Moving an ocean away from their parents and usual lives, senior international athletes have found being involved in a sport helped them transition to the unknown at the University of South Dakota when they first arrived on campus.
Senior Nicole Seekamp, a psychology major and guard on the Coyote women’s basketball team, arrived in Vermillion in 2011 after living in her hometown of Renmark, South Australia and various towns around the area.
“I thought it seemed like a family here, and the team seemed really nice,” Seekamp said.
For her, communication between coaches began before graduating high school, and the way people she met and interacted with was appealing to her.
“(I) communicated with them well enough — that was the biggest part of it, who I was going to be surrounded with,” Seekamp said.
She was used to country-like towns in Australia, and Vermillion is similar in size and atmosphere to her hometown, she said.
On the other hand, senior Yamini Reddy, a tennis player, was born and raised in Bangalore, India — a city of 4 million people — where she said there were not only a lot of people, but a lot of things to do and public transportation to take advantage of.

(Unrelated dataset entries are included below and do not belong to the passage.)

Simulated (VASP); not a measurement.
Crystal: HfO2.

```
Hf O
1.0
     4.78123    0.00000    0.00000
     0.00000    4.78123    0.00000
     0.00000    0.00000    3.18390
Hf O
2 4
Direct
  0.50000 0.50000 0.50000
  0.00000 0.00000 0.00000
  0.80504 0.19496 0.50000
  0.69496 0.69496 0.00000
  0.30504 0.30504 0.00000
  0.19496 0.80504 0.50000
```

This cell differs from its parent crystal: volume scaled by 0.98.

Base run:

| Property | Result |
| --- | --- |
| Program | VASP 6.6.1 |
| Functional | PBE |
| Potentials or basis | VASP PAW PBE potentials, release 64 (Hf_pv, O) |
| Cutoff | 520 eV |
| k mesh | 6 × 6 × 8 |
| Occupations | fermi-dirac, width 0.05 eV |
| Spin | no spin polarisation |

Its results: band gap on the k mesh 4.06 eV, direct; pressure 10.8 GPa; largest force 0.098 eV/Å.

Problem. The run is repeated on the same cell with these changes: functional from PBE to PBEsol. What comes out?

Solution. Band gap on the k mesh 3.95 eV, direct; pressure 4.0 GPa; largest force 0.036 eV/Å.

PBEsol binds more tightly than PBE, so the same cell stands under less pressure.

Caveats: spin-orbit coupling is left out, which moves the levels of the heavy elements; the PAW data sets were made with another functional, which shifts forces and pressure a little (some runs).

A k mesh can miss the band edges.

“I think that was the hardest thing for me to get used to, you know, coming here,” she said. “If I wanted to do something, I would have to depend on another person and not knowing anyone was really hard, or not having a car.”
Something that is commonplace to South Dakotans, Reddy said she had to get used to people she didn’t know saying, ‘Hi,’ around town.
“That’s the charm about the Midwest. Everyone is just so polite and friendly, so that took a little bit of getting used to,” Reddy said.
For Seekamp, the conversational atmosphere was similar to home, but she does miss the cuisine from her country.
“Everything else is pretty similar,” she said. “(But) being so far away from family was hard.”
However, her family members do make it a point to visit her in the spring, usually around the Summit League tournament time, to watch her play.
Seekamp plans to go home for about a month after graduation to see her brother and his wife and kids, and then hopes to play professionally either in the Women’s National Basketball Association or Euroleague.
Senior James Hunter, a center on the Coyote men’s basketball team, has dreams of playing in the NBA, but mostly anywhere professionally. He attended boarding school as a high schooler near Sydney, Australia, so he was used to being away from parents and his home for extended periods of time.
When he came to the United States, he experienced a bit of culture shock but nothing terribly overwhelming, he said.
Hunter graduated from Washington State University in Pullman, Wash., in the spring of 2014 with an interdisciplinary studies degree. This is his first year at USD as a graduate student, but it is also his last year playing at the collegiate level. He said he hopes to play professionally overseas upon graduation if the NBA doesn’t work out.
Hunter said some of the coaches and players on the team can sometime mistake his and some of his fellow Australian buddies’ laid back attitudes for laziness. But he said having others from the same country on the team is nice.
“We Australians like to stick together,” he said.
After five years of being away from his home in Australia, Hunter said he doesn’t experience homesickness, and he usually makes it home at the end of every year.
He is working toward a Master of Business Administration, and when he has one year under his belt at the end of this semester, he plans to finish his final two years of the program online.
After all that he’s experienced and all the places he’s been in his college career, he said he wouldn’t change anything, since everything happens for a reason.
“There’s no sense in looking back,” Hunter said.
Reddy’s tennis career started back when she was 10 years old, playing as a family sport at first and then competitively throughout her teenage years. She decided she wanted to continue playing at the college level in the U.S.
She said her transition to the U.S. was not terribly hard, because she could Skype her family back home, and she has developed her own sort of family in South Dakota.
“I think it helps to be a part of a sport because you’re immediately put across to your teammates, you kind of spend a lot of time with them so they become your family, almost, you look after each other,” Reddy said.
With everyone on the tennis team being international students, she said it makes things easier when none of their parents are at every sporting event to cheer them on.
Overall, Reddy said she is glad she made the leap to come to the U.S.
“USD was the perfect fit for me personally, just because it’s allowed me to grow as an individual, get so much more involved, almost find myself,” Reddy said. “I’ve become more passionate in my career and my sport.”